In a perfect world, the calendar wouldn't matter when it comes to investing. Companies would always be fairly valued based on their future prospects, and major price swings would be rare events driven by substantial changes to those prospects. In the real world, however, the calendar matters. Investors make decisions on factors like which tax year an investment choice will impact or whether or not a sale qualifies for long-term capital gains tax treatment.

Those calendar-based decisions provide opportunities to investors too. With that in mind, three Motley Fool contributors came up with year-end investing strategies worth considering right now. They highlighted dividend stocks, tax-loss harvesting, and bargain hunting. Read on to learn more about each of those strategies, and find out how they can work for you as 2022 draws closer to its end.

Person turning a block from 2022 to 2023

Image source: Getty Images.

It pays to buy a payer

Eric Volkman: The end of the year is a time when a great many companies declare dividend raises. Since many of these stocks are cheaper than they have been in quite some time thanks to the ongoing market weakness, their dividend yields are approaching highs or setting new ones.

One of the wonderful features of the U.S. stock market is that it is stuffed with regular dividend payers. So for anyone who wants steady and reliable passive income from a stock, there are plenty of choices.

Want to go for a high-yield play? You might consider a real estate investment trust (REIT), which is obligated by law to pay out at least 90% of its taxable income to shareholders. This all but guarantees a regular dividend, particularly if it comes from a veteran operator like retail properties specialist Realty Income. The company's payout -- dispensed monthly, no less -- yields 4.8% as of this writing.

Typically a rung or several down the yield ladder are blue-chip stocks, established businesses that have been mainstays on the market for years. Not all of them pay dividends and with those that do, yields can vary widely. Still, there are some relatively high-yield plays here too. For example, in the healthcare sector, AbbVie is a $260 billion industry giant with a yield above 4%.

Finally, there are the high-fliers that aren't (yet) high-yielders, but they can offer an appealing combination of share price growth and income. In this category, there are names like Apple and MGM Resorts International, a casino operator that's pushing into the high potential online and mobile betting segment.

There are dividend stocks of all shapes and sizes, for any type of investing style. It's good to mix and match among these categories, of course, but diversification usually comes down to personal taste and appetite for risk. Regardless, now's a great time to buy a dividend-paying stock or several. 
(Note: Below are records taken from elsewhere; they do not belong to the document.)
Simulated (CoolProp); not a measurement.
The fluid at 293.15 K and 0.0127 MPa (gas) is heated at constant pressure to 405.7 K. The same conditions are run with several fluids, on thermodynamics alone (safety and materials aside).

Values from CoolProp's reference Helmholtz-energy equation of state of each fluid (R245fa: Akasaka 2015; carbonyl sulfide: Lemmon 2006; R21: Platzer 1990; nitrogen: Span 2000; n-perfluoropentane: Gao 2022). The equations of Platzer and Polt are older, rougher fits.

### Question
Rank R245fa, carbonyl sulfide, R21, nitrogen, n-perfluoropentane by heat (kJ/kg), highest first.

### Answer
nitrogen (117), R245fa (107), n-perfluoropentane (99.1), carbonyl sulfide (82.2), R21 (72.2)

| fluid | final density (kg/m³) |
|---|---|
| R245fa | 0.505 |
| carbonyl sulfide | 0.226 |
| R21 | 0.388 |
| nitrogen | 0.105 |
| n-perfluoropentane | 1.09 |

Investors can make the best of a down year in 2022

Parkev Tatevosian: As the end of a challenging year for the market approaches, there is one strategy that makes the best of this situation. The bear market in 2022 makes it likely investors have holdings in their taxable brokerage accounts that are down significantly. For any stocks where your investing thesis no longer holds up, sell them and take advantage of the capital loss at tax time next year.

Specifically, the IRS allows investors who sell stocks at a loss to use those losses to reduce their tax liability. First, capital losses can offset your capital gains if you're fortunate enough to have them in 2022. But if you're like most investors with only losses to report this year, you can use them to deduct up to $3,000 annually from other sources of income like salaried wages and business earnings.

Not only that, but the IRS allows you to carry forward excess losses to future years, meaning you could harvest $10,000 in capital losses right now, take the $3,000 deduction for 2022, and still have $7,000 left over to offset future capital gains or income.

Before running with this strategy, there are other topics you must familiarize yourself with like the wash-sale rule and the effect of different holding periods on your deductions. But taking advantage of tax-loss harvesting could help you make the best of a forgettable year.

It's time to go bargain hunting

Chuck Saletta: The tax-loss harvesting strategy Parkev outlines above may be very tempting in this market. When investors start selling for tax reasons or to escape from this year's volatility, it can often put undue pressure on a company's stock price. After all, to the market, a seller is a seller, regardless of whether that person is looking to get rid of a dud of a company or simply manage their tax bill. The market finds its clearing price by balancing buyers and sellers, and if there's an excess of sellers, it tends to drive prices down.

While the overall market has spent substantial portions of 2022 down more than 20%, there are plenty of companies that have fared even worse. Some of those companies may have seen their shares get downright cheap from a valuation perspective, but for investors focused on the tax benefit or just cutting their losses, the valuation may not matter all that much.

That's where you can step in with your bargain-hunter's mentality and buy shares of solid companies at value prices. With a tool like a discounted cash flow model at your side, you can get a decent estimate of what a stock is really worth. If the market is asking for a much lower price, it could very well be a bargain just waiting for your purchase order.

It's important to note that any valuation model will at best get you a reasonable estimate. You are attempting to predict the future after all, and a company's numbers are never certain until it closes its books. Still, even with that uncertainty, if the ups and downs from a lousy year in the market make bargains available, this year-end season just might be the best time to seek out quality companies at value prices.

The clock is ticking

Regardless of what you do with your portfolio, 2022 will draw to a close in the not too distant future. If you want to take advantage of the calendar to buy dividend stocks, engage in tax-loss harvesting, or seek out bargains, your opportunity comes with an expiration date. Get started now, and give yourself the most time you can to put your plans in place.